Writing and Using Ratios
A ratio is a comparison of quantities. For example, for most mammals, the ratio of legs to noses is \(4:1,\) but for humans, the ratio of legs to noses is \(2:1.\)
Writing Ratios
Ratios can be written using the word "to," a colon, or a fraction.
For example, in a group of 3 girls and 5 boys, the ratio of girls to boys can be written as \(3 \text{ to } 5, \) \(3:5,\) or \(\dfrac{3}{5}.\)
A bowl contains 3 apples, 5 oranges, and 9 kiwi. What is the ratio of kiwi to apples?

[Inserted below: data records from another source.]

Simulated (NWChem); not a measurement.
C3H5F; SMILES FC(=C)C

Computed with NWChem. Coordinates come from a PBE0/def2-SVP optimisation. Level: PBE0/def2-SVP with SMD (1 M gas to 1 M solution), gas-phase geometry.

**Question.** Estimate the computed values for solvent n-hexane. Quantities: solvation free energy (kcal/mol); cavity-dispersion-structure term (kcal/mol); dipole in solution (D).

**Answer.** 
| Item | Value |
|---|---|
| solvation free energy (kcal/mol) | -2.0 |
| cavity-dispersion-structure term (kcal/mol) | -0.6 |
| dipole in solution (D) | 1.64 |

There are 9 kiwi and 3 apples, so the ratio of kiwi to apples is \(9:3,\) or in simplified form, \(3:1.\)
A bowl contains 3 apples, 5 oranges, and 9 kiwi. What is the ratio of oranges to total pieces of fruit?
There are 5 oranges and \(3+5+9=17\) total pieces of fruit, so the ratio of oranges to total pieces of fruit is \(5:17.\)
Using Ratios to Problem Solve
Ratios are often easiest to use if written in fraction form. To find an unknown value in a ratio, we can use two equivalent ratios.
For example, if the ratio \(3:4\) is equivalent to the ratio \(18:x,\) then \(\frac{3}{4}=\frac{18}{x}\) and \(x=24\) because the values in the fraction on the right are six times greater than the corresponding values in the fraction on the left.
If \( 6: 15 = 10 : x, \) what is \(x\,?\)
Expressing the ratios as fractions, we get \( \frac{6}{15} = \frac{10}{x} .\)
The fraction \(\frac{6}{15}\) simplifies to \(\frac{2}{5},\) so now we have \( \frac{2}{5} = \frac{10}{x} .\) The values in the ratio on the right are five times greater than the values in the ratio on the left, so \(x=25.\)
We can also rewrite the ratios as fractions and cross multiply to solve. \[\begin{align} \frac{6}{15} &= \frac{10}{ x} \\ 6x &= (10)(15) \\ 6x &= 150 \\ x &= 25.\end{align}\]
If Calvin paid $5 for 7 pencils, how much would he pay for 56 pencils?
Let \(x\) be the price of \(56\) pencils. Since the price of a single pencil does not change, we have \[\begin{align} \frac{\$5}{7} &= \frac{x}{56} \\ 7x &= \$5 \times 56 \\ x &= \$40. \end{align}\] Hence, Calvin would pay \(\$40\) for \(56\) pencils.
The ratio of Alice's pay to Bob's pay is \( \frac{5}{4} \). The ratio of Bob's pay to Charlie's pay is \( 10:9 \). If Alice is paid $75, how much is Charlie paid?
Since the ratio of Alice's pay to Bob's pay is \( 5:4 \), Bob's pay must be \( b \), where \( \frac{5}{4}=\frac{75}{b} \). Cross-multiplying by the denominators, we get \( 5b = 4(75) \), so \( b = 60 \).
Continuing in the same way, we compare Bob to Charlie: \[ \frac{10}{9}=\frac{60}{c} \implies 10c = 9(60) \implies c = 54. \] Thus, Charlie is paid $54. \( _\square \)